WE’VE ALL HEARD the warnings about texting and driving. You’ve likely even spotted someone texting and driving. I haven’t.
Interstate 94 in western Minnesota. Minnesota Prairie Roots file photo.
But a brother-in-law, who is a trucker, recently shared a story about watching a young woman lose control of her car along Interstate 94 in western Minnesota while texting. Somehow she managed to keep her car on the road and avoid a crash. My brother-in-law claims the incident happened so fast that the driver never took her eyes off her cell phone.
Stories like that scare me.
Now researchers at the University of Minnesota’s Intelligent Transportation Systems (ITS) Institute are undertaking a study of young drivers and texting practices in 18 Minnesota communities, most of them rural and Faribault among them.
I first learned of the study in a news brief published in the Faribault Daily News soliciting 20 newly-licensed 16-year-olds from the Faribault area to participate in the year-long study. Intrigued, I contacted Nichole L. Morris, a research associate in the U of M’s HumanFIRST program in the ITS Institute. She is working on this project, funded by the ITS Institute and the Minnesota Department of Transportation, along with a team of researchers.
My phone, not a smart phone, but with an important message.
The 300 teens selected for the study will be equipped with smartphones to collect and transmit driving data in real-time for their first full year of independent driving. Researchers will collect data until May 2104 with group data reported to MnDOT and then made public in early 2015.
“These results will hopefully shed light on what areas are most problematic for teen drivers, what can be done with our technology to improve the safety of teen drivers and what changes, if any, should be implemented to our teen driver laws to prevent more teen driving fatalities,” Morris says.

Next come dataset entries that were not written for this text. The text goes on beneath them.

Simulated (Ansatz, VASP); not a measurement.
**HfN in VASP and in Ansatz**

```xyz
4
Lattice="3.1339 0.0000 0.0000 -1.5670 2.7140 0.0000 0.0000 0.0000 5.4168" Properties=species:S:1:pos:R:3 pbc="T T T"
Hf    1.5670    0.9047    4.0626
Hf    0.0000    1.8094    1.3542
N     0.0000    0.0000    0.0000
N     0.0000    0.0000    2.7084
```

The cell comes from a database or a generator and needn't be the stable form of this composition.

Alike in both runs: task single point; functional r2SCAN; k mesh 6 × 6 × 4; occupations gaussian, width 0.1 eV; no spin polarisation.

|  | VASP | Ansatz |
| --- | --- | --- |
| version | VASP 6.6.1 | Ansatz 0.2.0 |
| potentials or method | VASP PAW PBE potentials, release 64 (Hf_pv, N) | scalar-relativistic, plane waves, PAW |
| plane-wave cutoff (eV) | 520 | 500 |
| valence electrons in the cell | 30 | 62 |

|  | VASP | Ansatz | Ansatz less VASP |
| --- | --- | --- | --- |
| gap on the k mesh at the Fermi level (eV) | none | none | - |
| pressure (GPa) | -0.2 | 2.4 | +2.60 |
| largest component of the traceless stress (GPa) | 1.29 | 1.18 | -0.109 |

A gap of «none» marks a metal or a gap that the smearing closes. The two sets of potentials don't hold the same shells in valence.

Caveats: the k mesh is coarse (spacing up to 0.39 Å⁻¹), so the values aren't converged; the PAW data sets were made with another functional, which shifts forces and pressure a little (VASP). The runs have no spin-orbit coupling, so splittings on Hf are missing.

Eighty percent of teen fatal crashes occur in rural areas, Morris says, explaining why the project is targeting 18 mostly rural Minnesota communities. Faribault was selected for the study because of its population and low commuting rate. She declined to name the other 17 communities or any hypotheses to avoid adding bias to the study.
But, says Morris, “My hope is that we find some key answers to reduce crash and fatalities for teen drivers in Minnesota and nationwide. This is such an important issue because traffic crashes are the leading cause of fatalities for teens. The rate at which we lose our sons and daughters on the road is unacceptable and it is a charge to all citizens to help to become the solution to this problem.”
The passion Morris, who holds a Ph.D. in Human Factors Psychology, possesses for this project is palpable. “It is an exciting opportunity for parents and teens to be a part of the solution to end teen traffic fatalities.”
The study is targeting rural Minnesota. Minnesota Prairie Roots file photo.
As of Friday morning, 216 Minnesota teens from the selected communities had been recruited for the study. About 10 more are needed from the Faribault area.
To apply, a teen must be 16 years of age, currently have a driver’s permit, receive provisional licensure between now and April 30, start the study within a month of getting licensed, drive at least 2-4 times a week, have no physical limitations that prevent driving and have parental permission.
Qualifying teens should contact Morris via phone at 612-624-4614 or email at firstname.lastname@example.org
Besides offering teens an opportunity to help find solutions to teen traffic fatalities, the project is also paying a $25 monthly incentive ($300 to be paid at the end of the year-long study) and providing smartphones with free monthly data, text and talk plans for a year.